The boss said to his four of his employees, “I’m really sorry, but I’m going to have to let one of you go.”

Black employee: “I’m a protected minority.

Female employee: “And I’m a woman.”

Oldest employee: “Fire me, buster, and I’ll hit you with an age discrimination suit so fast it’ll make your head spin.”

To which they all turn to look at the helpless young, white, male employee, who thinks a moment, then responds: “I think I might be gay!”

As the end of the day drew near, the handsome executive called his newly hired assistant into his office. “Do you know what time we quit around here?” he asked.

“Sure!” the girl nervously giggled. “Whenever somebody knocks on the door.”

To: All Employees
From: Human Resources
RE: Layoffs

As a result of the reduction of money for department areas, we are forced to cut down on our number of personnel. Under this plan, older employees will be asked to go on early retirement, thus permitting the retention of the younger people who represent our future. Therefore, a program to phase out older personnel by the end of the current fiscal year, via retirement, will be placed into effect immediately.

This program will be known as SLAP (Sever Late-Aged Personnel). Employees who are SLAPPED will be given the opportunity to look for jobs outside the company. SLAPPED employees can request a review of their employment records before actual retirement takes place.

This phase of the program is called SCREW (Survey of Capabilities of Retired Early Workers). All employees who have been SLAPPED or SCREWED may file an appeal with the upper management.

This is called SHAFT (Study by Higher Authority Following Termination). Under the terms of the new policy, an employee may be SLAPPED once, SCREWED twice, but may be SHAFTED as many times as the company deems appropriate.

If an employee follows the above procedures, he/she will be entitled to get HERPES (Half Earnings for Retired Personnel’s Early Severance) or CLAP (Combined Lump sum Assistance Payment) unless he/she already has AIDS (Additional Income From Dependents or Spouse). After getting HERPES or CLAP employee’s will no longer be SLAPPED or SCREWED by the company.

Management wishes to assure the younger employees who remain on board that the company will continue its policy of training employees through our Special High Intensity Training (SHIT). This company takes pride in the amount of SHIT our employees receive. We have given our employees more SHIT than any company in this area.

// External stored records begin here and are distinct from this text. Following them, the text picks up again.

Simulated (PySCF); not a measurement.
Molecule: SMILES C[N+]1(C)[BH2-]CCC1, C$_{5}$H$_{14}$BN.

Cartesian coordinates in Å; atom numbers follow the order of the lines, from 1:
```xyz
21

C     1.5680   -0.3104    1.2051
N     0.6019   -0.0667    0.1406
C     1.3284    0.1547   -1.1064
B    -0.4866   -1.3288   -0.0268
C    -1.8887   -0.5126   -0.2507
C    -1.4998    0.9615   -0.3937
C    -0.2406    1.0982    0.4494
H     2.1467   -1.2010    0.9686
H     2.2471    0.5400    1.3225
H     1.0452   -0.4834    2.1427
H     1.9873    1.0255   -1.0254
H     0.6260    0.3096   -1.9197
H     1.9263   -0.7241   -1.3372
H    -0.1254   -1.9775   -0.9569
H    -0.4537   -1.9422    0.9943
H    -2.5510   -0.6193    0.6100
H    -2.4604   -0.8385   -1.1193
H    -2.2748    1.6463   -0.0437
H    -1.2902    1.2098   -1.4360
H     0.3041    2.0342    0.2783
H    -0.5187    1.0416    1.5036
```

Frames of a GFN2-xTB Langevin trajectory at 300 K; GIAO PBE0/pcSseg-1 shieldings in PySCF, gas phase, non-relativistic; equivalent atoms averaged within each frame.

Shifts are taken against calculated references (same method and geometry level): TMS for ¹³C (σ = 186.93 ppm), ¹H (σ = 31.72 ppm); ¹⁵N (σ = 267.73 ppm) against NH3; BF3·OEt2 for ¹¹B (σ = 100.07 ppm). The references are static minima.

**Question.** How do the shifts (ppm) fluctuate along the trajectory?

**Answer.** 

If any employee feels they do not receive enough SHIT on the job, see your immediate supervisor.

YOUR SUPERVISOR IS SPECIALLY TRAINED TO MAKE SURE YOU RECEIVE ALL THE SHIT YOU CAN STAND.

H. R. Department

In the beginning, God’s alarm clock went off at 7:00 a.m. God got out of bed, said, “I hate Mondays!” Then he created the heavens and the earth.

God said, “Let there be light!” and there was light, and God saw that it was good. And God called the light Day, and the darkness he called Night. And that was Tuesday.

And God said, “Let the waters under the heaven be gathered together unto one place, and let dry land appear,” and it was so. And because he had some time before quitting time and he had to look busy, God added some grass and trees and stuff. That was Wednesday, and God was glad to be past Hump day.

On Thursday, God was already thinking about what he was going to do that weekend, so he didn’t get much done, just some lights in the heavens to rule the seasons, and a few stars.

And God said, “Thank Me it’s Friday!” He created great whales, and every living creature that moveth, which the waters brought forth abundantly, after their kind, and every winged fowl after his kind. And God saw that it was 3:30 so he said, “That’s good enough,” and he was out of there.

On Saturday God had to do some work he brought home from the office, so he threw together some beasts of the earth, and cattle, and everything that creepeth upon the earth, and as an afterthought created a creature in his own image and put him in charge of the other things, so God would be on time to his scheduled tennis game.

Thus the heavens and the earth were finished, and all the host of them.

And on the seventh day, God wanted to rest but there was a lot of yard work to do, and and then a football game to watch, so the weekend was blown and the next day it would back to the same old grind.